Perhaps you have noticed the price of avocados rising the last time you were at the store. Around 90 percent of the nation’s avocado crop is produced in California, where drought conditions are expected to impact California’s avocado yield. In order to assess weather conditions and help farmer’s decision making, the California Avocado Commission relies on United States Drought Monitor for monthly weather outlooks that will allow farmers to maximize production of the fruit (that’s right, avocados are fruits!).
It’s not just about making your guacamole; droughts affect all agricultural areas and are among the nation’s most costly weather related events. In 2016, drought has already cost an estimated 4.5 billion, hitting the western states the hardest. That’s why farmers and livestock producers across the nation look to the U.S. Department of Agriculture (USDA), and in turn NOAA, to assist them in preparing for and responding to changing weather and climate conditions.
Key to the success of this effort are products derived from satellites like those in the Joint Polar Satellite System (JPSS) constellation, which can be of particular use to the agricultural community. Among these are blended or derived products that appear in the form of maps illustrating climactic conditions such as drought, precipitation totals, soil moisture, snow depth, and temperature.
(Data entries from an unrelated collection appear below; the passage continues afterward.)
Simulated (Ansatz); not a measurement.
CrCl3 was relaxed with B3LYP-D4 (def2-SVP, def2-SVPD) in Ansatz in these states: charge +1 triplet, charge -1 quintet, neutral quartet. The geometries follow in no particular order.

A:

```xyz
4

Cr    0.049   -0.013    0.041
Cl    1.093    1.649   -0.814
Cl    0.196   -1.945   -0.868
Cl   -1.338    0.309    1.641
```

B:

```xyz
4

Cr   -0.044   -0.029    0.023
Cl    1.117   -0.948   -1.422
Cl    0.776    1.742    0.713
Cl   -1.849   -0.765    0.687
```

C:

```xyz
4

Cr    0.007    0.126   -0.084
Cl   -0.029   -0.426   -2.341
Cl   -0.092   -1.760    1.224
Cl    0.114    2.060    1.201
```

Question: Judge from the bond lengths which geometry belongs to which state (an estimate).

While not fully replacing in-situ data, the information is critical in providing information in data-sparse areas.
Satellites like JPSS have unique advantages over conventional observations of drought, due to their ability to acquire information over large geographical areas, measure and analyze key features of droughts routinely with increased spatial detail of vegetation conditions improving early drought detection. The Visible Infrared Imaging Radiometer Suite (VIIRS) instrument on JPSS is able to provide vegetation health data, with eight times more detail, and at a much higher and more consistent quality than earlier satellite radiometer instruments. Using this data, NOAA’s Center for Satellite Applications and Research (STAR) has created the Vegetation Health Indices (VHI) product.
“The VHI has quickly become an important component in USDA’s effort to monitor world agricultural production, particularly in areas where in-situ data is sparse or non-existent,” said Mark Brusberg, Deputy Chief Meteorologist at USDA.
VHI is used often to estimate crop condition and anticipated yield. A low index indicates different levels of vegetation stress such that losses of crop and pasture production might be expected; whereas high indices indicate a favorable condition where plentiful production might be expected. VHI is very useful for an advanced prediction of crop losses.
Since the creation of the Joint Agricultural Weather Facility in 1978, NOAA and USDA have partnered to collect and disseminate weather information from station- and satellite-derived meteorological data to the public. One avenue is the Weekly Weather and Crop Bulletin, a joint publication dating back to 1872. Another is the World Agricultural Supply and Demand Estimates (WASDE) report, a major economic publication detailing global production of major commodities. Meteorologists from USDA have increasingly become reliant on products like the VHI to aid in their assessments of crop yield in key international farming areas. The Foreign Agriculture Service (FAS) is another USDA component that incorporates satellite data (along with reporting from FAS’s worldwide offices, official statistics of foreign governments, and analysis of economic data) in their contributions to the monthly release of the WASDE report.
The success of these programs underscore the importance of satellite monitoring to farmers, as well as policy makers, who need to quickly respond to a variety of challenges posed by weather and climate phenomena that cannot be monitored by station data alone.